If Amin Mojtahedi could meet the one person on Earth whose passion exactly matched his own, it would be Frederik Pferdt at Google, the search engine titan known for its promotion of creativity through work environment.
Like Pferdt, Mojtahedi is fascinated by the way the physical aspects of a room or space encourage social interaction and productivity.
So Mojtahedi couldn’t believe his luck when he had the opportunity to visit Google’s headquarters and talk to Pferdt, co-founder of Google’s collaboration hub, The Garage. Their discussion happened thanks to a national program that teaches student entrepreneurs to cultivate innovation at their campuses.

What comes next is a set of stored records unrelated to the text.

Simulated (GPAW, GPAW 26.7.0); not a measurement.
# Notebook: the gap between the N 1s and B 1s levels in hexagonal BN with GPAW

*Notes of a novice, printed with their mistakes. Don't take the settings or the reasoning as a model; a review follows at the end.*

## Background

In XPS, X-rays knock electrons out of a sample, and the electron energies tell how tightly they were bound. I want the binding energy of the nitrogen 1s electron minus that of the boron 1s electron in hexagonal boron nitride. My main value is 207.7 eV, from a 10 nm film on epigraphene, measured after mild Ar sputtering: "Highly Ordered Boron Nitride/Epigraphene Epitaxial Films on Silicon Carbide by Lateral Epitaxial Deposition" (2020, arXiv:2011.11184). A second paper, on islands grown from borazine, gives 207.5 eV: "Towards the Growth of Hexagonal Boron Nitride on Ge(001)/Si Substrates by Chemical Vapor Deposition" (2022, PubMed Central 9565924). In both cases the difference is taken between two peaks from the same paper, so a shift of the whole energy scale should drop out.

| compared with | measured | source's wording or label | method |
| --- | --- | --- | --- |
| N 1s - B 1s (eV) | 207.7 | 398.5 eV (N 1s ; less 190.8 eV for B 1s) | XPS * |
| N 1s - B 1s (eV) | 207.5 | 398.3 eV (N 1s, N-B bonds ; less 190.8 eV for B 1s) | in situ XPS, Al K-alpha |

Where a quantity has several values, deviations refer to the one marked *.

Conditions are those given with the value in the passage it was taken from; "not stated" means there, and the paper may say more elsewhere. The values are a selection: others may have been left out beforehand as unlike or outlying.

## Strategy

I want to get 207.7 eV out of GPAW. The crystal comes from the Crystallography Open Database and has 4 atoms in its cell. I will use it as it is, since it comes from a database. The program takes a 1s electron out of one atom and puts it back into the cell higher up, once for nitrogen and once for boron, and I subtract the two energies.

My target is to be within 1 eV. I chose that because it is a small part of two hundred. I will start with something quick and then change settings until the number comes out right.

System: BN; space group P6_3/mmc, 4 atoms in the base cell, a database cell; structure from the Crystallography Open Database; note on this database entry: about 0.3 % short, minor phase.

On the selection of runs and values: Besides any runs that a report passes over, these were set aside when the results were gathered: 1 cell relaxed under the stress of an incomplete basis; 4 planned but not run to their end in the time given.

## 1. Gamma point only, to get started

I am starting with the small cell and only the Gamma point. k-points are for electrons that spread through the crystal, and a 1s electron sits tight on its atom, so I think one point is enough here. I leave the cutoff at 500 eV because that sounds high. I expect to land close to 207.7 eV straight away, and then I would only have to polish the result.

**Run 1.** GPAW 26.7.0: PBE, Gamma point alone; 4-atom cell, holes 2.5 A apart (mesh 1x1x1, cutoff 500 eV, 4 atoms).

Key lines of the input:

Along with eight other UW-Milwaukee students, Mojtahedi has trained as a University Innovation (UI) Fellow in a program funded by the National Science Foundation’s National Center for Engineering Pathways to Innovation. Trained by Stanford University and VentureWell, a national student inventor’s organization, UI Fellows host activities on their own campuses to foster an alliance of student innovators.
Mojtahedi and his wife, fellow doctoral student Tahereh Hosseini, are developing software that helps designers get the most creativity from their spaces.
“Pferdt said he had been experimenting a lot with [Google’s] space, moving the location of food and furniture around, but if someone could quantify those aspects, it would remove the guesswork and take it to the next level,” said Mojtahedi. “When he told me that, I was so golden.”
With a prototype currently under construction, he and Hosseini are now turning their attention to spreading the innovation gospel as UI Fellows.
“The UI Fellows are building a network of campus makers and doers – a community of practice that applies their education to projects important to them,” said Engineering Associate Professor Ilya Avdeev, who has been a leading advocate of entrepreneurship at UW-Milwaukee.
Three UW-Milwaukee students were among the first to go through the 4-year-old program, which has now turned out more than 500 fellows nationwide. UW-Milwaukee fellows have hosted activities such as student startup pitches to an online audience of investors and business executives, and fast-paced, design-brainstorming workshops so popular at UW-Milwaukee that the fellows were invited to stage one at UW-Madison’s School of Human Ecology.
“In the past, we saw many fellows developing entrepreneurship-related events at their institutions,” said Humera Fasihuddin, co-leader of the national UI Fellows program. “Now, we’re seeing them also hosting design-thinking events and also creating spaces that encourage students to prototype and test ideas.”
UI Fellow Nicole Green is one student who discovered her calling after joining the UW-Milwaukee startup community in 2013. As a senior in graphic design, she conceived a mobile app to help families coordinate elder care.
The class project earned her a spot in the university’s Student Startup Challenge, and she also won the annual elevator pitch competition through UW-Milwaukee’s Collegiate Entrepreneurs’ Organization. A high point was attending the club’s national conference, where she talked with a casting director from the television show “Shark Tank.”
“These experiences gave me new ideas of how I could use a graphic design degree,” said Green, now a master’s student in the Lubar School of Business. “Ultimately, I found that the best part for me was bringing people together.”
Entrepreneurship and innovation aren’t just for engineers and business majors, she said.
“If you get a swath of different people working together, it will likely turn your project in directions you didn’t expect. As a fellow, I see myself as a connector in that process.”